The conclusion of our results in Theorem 3 thus applies with suitable standard assumption on the sequence parameters.

4 Numerical experiments

In this section, we present the numerical results of proposed algorithm and compare the performance with algorithm (27) of Guo and Cui [16] in signal recovery. For clarity sake, we reformulate problem (30) in \(H={\mathbb {R}}^N\) as follows:

$$\begin{aligned} \min _{x\in {\mathbb {R}}^N} \left\{ \frac{1}{2} \Vert Ax- b \Vert _{2}^{2} + \mu \Vert x \Vert _{1} \right\} , \end{aligned}$$
(31)

where \(A: {\mathbb {R}}^{N}\rightarrow {\mathbb {R}}^{ M}~(M< N)\) is a linear and bounded matrix operator and \(b\in {\mathbb {R}}^{M}\) is the observed or measured data with a noise \(\omega .\) The positive scalar \(\mu \) called the regularization parameter and \(x\in {\mathbb {R}}^{N}\) is a sparse vector with m nonzero components to be recovered. We claim that \(\psi (x)= \frac{1}{2}\Vert Ax-b \Vert _2^{2}\) and \(\varphi (x) = \mu \Vert x \Vert _1 \) be an indicator function with proximal map as

$$\begin{aligned} \mathbf{prox} _{\mu \Vert \cdot \Vert _1 }(x_n)= \left( \mathbf{prox} _{ \mu \mid \cdot \mid _{1}}(x_n^{1}), \ldots , \mathbf{prox} _{ \mu \mid \cdot \mid _{1}}(x_n^{k}) \right) ^{T}=( s_{n}^{1},\ldots , s_{n}^{k} )^{T}, \end{aligned}$$

where \(s_{n}^{k}= \mathbf{sgn} (x_{n}^{k} ) \cdot \max \{ | x_{n}^{k}|- \mu , 0 \}\) for \(k=1, 2, \ldots , N.\) It is worth noting that the subdifferential \(\partial \varphi \) at \(x_n\) is

$$\begin{aligned} \partial \varphi (x_{n} ) = \left\{ \begin{array}{ll} 1,&{} \quad \text {if }\,\,\, x_n > 0, \\ \left[ -1,1\right] , &{} \quad \text {if }\,\,\, x_n=0, \\ -1,&{} \quad \text {if }\,\,\, x_n < 0. \end{array} \right. \end{aligned}$$

Then the bounded sequence \(\{ v_{n} \}\) defined by

$$\begin{aligned} v_{n}= \left\{ \begin{array}{ll} -\frac{d_{n}}{\Vert d_{n} \Vert },&{} \quad 0\ne d_{n} \in \partial \varphi (x_{n} ), \\ 0, &{} \quad 0 \in \partial \varphi (x_{n} ), \end{array} \right. \end{aligned}$$

and the summarizable positive real sequence \(\beta _n=\frac{1}{5n}\). We set \(f(x)=\frac{x}{2}\) and control parameters \(\alpha _{n} =\frac{1}{n+1}\), \(\lambda _{n} =\frac{0.3}{ \Vert A \Vert ^2}\), \(\mu =\frac{1}{L}\). Let \(\tau =0.5\), \(\tau _n=\frac{1}{n^2}\) for each n and define \(\zeta _n\) as in Remark 3

In experiment 1, the matrix \( A^{M\times N} \) entries are sampled independently from a normal distribution of zero mean and unit variance. The observation vector b is generated from a Gaussian noise with signal-to-noise ratio \(\text {SNR}=40\). The sparse vector x is generated from a uniform distribution in the interval \([-2, 2]\) with m nonzero elements. The initial point \(x_0, x_1\) is picked randomly. The restoration accuracy is measured by the mean square error as \(E_{n}=\frac{1}{N} \Vert x_{n}- x^{*} \Vert < 10^{-4},\) where \(x^{*}\) is the estimated signal of x. The numerical results are reported as follows:

Test 1: Set \(N=1024\), \(M=512\) and \(m=10\).

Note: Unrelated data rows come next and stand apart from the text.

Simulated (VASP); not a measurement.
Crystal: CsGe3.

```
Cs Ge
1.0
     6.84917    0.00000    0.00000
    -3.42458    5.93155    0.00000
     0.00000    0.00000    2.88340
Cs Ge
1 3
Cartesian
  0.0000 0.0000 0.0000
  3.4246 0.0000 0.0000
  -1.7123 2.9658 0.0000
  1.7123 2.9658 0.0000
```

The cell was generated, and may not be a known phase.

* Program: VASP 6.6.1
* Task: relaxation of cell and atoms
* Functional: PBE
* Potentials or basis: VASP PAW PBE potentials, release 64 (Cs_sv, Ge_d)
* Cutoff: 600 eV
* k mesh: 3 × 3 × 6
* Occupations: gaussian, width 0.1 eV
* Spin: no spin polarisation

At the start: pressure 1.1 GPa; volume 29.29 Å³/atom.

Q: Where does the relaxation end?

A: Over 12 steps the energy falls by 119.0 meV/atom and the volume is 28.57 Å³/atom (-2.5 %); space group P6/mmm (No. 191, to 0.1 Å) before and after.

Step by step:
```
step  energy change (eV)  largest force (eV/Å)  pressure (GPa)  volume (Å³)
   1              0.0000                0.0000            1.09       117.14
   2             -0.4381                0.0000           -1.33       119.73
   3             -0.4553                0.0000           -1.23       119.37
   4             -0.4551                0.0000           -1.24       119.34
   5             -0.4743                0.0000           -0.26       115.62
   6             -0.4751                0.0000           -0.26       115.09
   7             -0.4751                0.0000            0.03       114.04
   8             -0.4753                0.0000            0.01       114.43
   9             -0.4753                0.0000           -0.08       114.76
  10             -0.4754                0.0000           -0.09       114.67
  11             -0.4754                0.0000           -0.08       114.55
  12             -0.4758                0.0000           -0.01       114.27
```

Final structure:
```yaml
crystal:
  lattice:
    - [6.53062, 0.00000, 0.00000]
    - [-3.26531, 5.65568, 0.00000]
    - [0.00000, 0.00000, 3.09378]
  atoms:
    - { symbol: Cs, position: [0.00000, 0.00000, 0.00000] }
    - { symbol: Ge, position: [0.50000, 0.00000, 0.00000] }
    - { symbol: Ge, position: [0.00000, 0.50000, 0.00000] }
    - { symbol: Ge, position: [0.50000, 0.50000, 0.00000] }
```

Test 2: Set \(N=512\), \(M=256\) and \(m=10\).

Fig. 1
figure 1

The numerical experiments of Test 1

Fig. 2
figure 2

The numerical experiments of Test 2

Fig. 3
figure 3

The objective function value versus number of iterations of Test 1 and Test 2, respectively

In experiment 2, the matrix \( A^{M\times N} \) entries are sampled independently from a Gaussian distribution of zero mean and unit variance. The observation vector b is generated from a Gaussian noise with signal-to-noise ratio \(\text {SNR}=50\). The vector b is generated from a uniformly distribution in the interval \([-2, 2]\) with m nonzero elements. The restoration accuracy is measured by the mean square error as \(E_{n}=\frac{1}{N} \Vert x_{n}- x^{*} \Vert < 10^{-4},\) where \(x^{*}\) is the estimated signal of x. The numerical results are reported as follows:

Test 3: Set \(N=1024\), \(M=512\) and \(m=35\).

Test 4: Set \(N=512\), \(M=256\) and \(m=35\).

Fig. 4
figure 4

The numerical experiments of Test 3

Fig. 5
figure 5

The numerical experiments of Test 4

Fig. 6
figure 6

The objective function value versus number of iterations of Test 3 and Test 4, respectively

From Figs. 1, 2, 4 and 5, it is guarantee that our algorithm can recover the original signal faster than Guo and Cui algorithm (28) in the compressed sensing. Moreover, Figs. 3 and 6 report that objective function values generated by Algorithm 3.2 decrease faster than Guo and Cui algorithm (28) in all of numerical tests.

5 Conclusions

In this article, we suggest an inertial viscosity proximal gradient algorithm which is proved effective to handle a non-smooth composite optimization problem with large datasets in real Hilbert spaces. We investigate its convergence and bounded perturbation resilience properties. Our results are demonstrated, and its performance is compared with Algorithm (28) of Guo and Cui [16] with respect to the signal recovery problem. The advantage of our proposed algorithm over some previous works is the reduction in the computational cost and the CPU time in computing numerical results. Numerical studies show that inertial effects usually improve the performance of the iterative sequence in terms of convergence in this context.